While religious (or ethnic or racial) strife can be and often is triggered by minor incidents, conditions have to be ripe for it to spread on a wider scale and persist for a long while. In the modern era, neoliberalism provides the underlying destabilizing condition. In ways more than one, it is a potent fuel for social unrest. As the Chief Minister in Gujarat, N Modi implemented a pro-business agenda that enriched the wealthy, gave benefits to the middle class but generally spawned an atmosphere of economic insecurity at the bottom. His party deftly played the religion card so that the Hindus saw the Muslims as the cause of their problems. Such divisive policies prevail across the world today. They dominate the modern day political discourse in India as well. Hindus are constantly bombarded with the message that all will be well if India becomes an authentic Hindutva nation. The record of abysmal failures of the traditional social democratic, secular parties to implement their policies of improving the lives of the masses is a major reason why bigoted messages now take hold in the public mind. The traditional parties talked of socialism but pursued pro-business goals, and that in an inefficient and corrupt manner. This occurred not just in Asia and Africa but in the UK and USA as well. Tony Blair created the platform for Boris Johnson, as did Clinton-Obama for Bush and Trump, and as the Congress Party in India did for the BJP.
These are times of unemployment, indebtedness, job insecurity, rural despair and poverty. A few make billions while the majority struggles to make ends meet. The masses, fed up with the political hypocrisy and economic incompetence of the old guard, are placing their hopes on strong men with clear agendas, no matter how pungent the agendas are. They remain oblivious of the truth that it is the billionaires and multi-millionaires who stand to and do gain, more than ever before, from the new policies.
This is the economic and political context for the ongoing religious strife in India. And the situation, as exemplified by the move on Kashmir, the new citizenship law, the National Register of Citizens, recent hate-filled elections in Delhi, attacks on university campuses by police and extremist thugs, and flagrant anti-Muslim riots, has been worsening as days pass. Major institutions in the civil society like the media and entertainment industry, and organs of the state like police and the courts are shedding whatever stance of neutrality they had in the past and aligning themselves to the BJP creed. Muslims are declared the prime enemies of the nation who must be dealt with firmly. The BJP demagogues adorn religious garbs, make appearances at charitable functions and pontificate on making the nation great, and the masses uncritically ingest all the fantasies they conjure up.
Law and Courts
Law and courts in any society are not purely neutral entities designed to dispense justice fairly to all citizens. Even under the best of circumstances, their actions and proclamations are circumscribed by the existent social and economic structure and the interests of the dominant class. In the advanced industrial capitalist nations, their bias is generally of an institutional nature while in the Third World nations, it extends to state officials and business tycoons. The basic pillars of the legal system under neoliberalism are protection of corporate power, facilitating international commercial intercourse and legitimation of state actions.
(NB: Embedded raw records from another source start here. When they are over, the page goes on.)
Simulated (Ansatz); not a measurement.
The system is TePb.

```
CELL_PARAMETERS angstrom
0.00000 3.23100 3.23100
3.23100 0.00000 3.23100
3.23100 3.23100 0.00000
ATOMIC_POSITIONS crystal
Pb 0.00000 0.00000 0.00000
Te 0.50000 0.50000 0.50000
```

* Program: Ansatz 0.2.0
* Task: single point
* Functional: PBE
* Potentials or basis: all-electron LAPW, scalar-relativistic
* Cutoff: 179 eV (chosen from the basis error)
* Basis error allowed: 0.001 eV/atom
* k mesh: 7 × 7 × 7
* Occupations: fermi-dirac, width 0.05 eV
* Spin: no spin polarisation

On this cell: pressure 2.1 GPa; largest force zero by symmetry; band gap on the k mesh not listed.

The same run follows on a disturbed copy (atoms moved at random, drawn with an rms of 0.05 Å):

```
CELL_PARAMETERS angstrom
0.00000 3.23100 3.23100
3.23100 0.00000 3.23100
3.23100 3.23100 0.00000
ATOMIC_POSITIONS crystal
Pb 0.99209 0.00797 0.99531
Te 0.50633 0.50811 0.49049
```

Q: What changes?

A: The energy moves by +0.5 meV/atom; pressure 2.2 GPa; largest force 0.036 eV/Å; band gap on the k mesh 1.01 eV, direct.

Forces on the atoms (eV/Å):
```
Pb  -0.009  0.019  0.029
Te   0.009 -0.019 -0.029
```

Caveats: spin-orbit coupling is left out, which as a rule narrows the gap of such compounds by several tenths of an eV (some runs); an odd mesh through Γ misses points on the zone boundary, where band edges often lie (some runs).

The Supreme Court of India has a decent record of taking up cases and rendering judgments that are not biased towards specific individuals or identity groups. It has issued rulings in support of democratic norms and backed moves to implement the rights of disadvantaged minority groups in India. Yet, it too has not been immune from structural bias and bias towards state authority. Its rulings in 2002 in relation to the anti-Muslim pogrom in Gujarat were clear manifestations of that bias.
Now as the neoliberal system becomes more entrenched but fails to deliver the promised goods, the Supreme Court, like other civic and state entities, is shedding its hallowed tradition of impartiality and showing signs of greater overt bias towards the policies and personalities of the BJP.
The Bottom Line
Within the context outlined above, it is not appropriate to formulate, as N Haksar does, the November 2019 ruling of the Indian Supreme Court on the Babri Mosque purely in the framework of a constitutional democracy, Hindu extremist conspiracies, criminal trespass, and matters of fact and evidence. This ruling is not just about a particular case; it is effectively a ruling on the history and status of Muslims in India.
In the first place, there is no objective way of verifying the claim that the Mosque stands on the site where the Hindu god Ram was born. The very existence of Lord Ram cannot be established by any means at the disposal of the Court. It is a matter of faith. On that ground alone, the case should have been thrown out of court. Yet, despite the shaky nature of the evidence for the existence of a temple at that site, the Court went ahead and accepted it as the basis for its ruling.
This was not a case of one mosque and one temple. It was a case of mosques and temples in India; it was a case about history. In that respect, as our review of history indicates, Muslims do not have clean hands either. From the days of the sultanates to the Moghul era and during the colonial times, Muslims damaged or destroyed many Hindu temples and shrines. During the partition days, both Hindus and Muslims engaged in orgies of blood and destruction against the other side. Further, the Babri Mosque case has to be viewed in the light of events in Pakistan and Bangladesh. While Hindu mobs attack mosques in India, angry mobs in those nations descend on Hindus and their temples. By basically sidelining this history, N Haksar article displays an implicit pro-Muslim bias. Her formulation of key events and issues is strewn with inconsistences that also reflect such a bias.
After Independence, Hindu extremists in India have been on a warpath to exact revenge for alleged and actual historical wrongs. And the general social, economic and political trends have played into their hands.
Suppose the Supreme Court had issued a ruling giving control of the land to the Muslim appellants. What would have been the outcome? Most likely, violent riots, murder and pillage targeting Muslims. I speculate that the Court was aware of this possibility and forestalled it.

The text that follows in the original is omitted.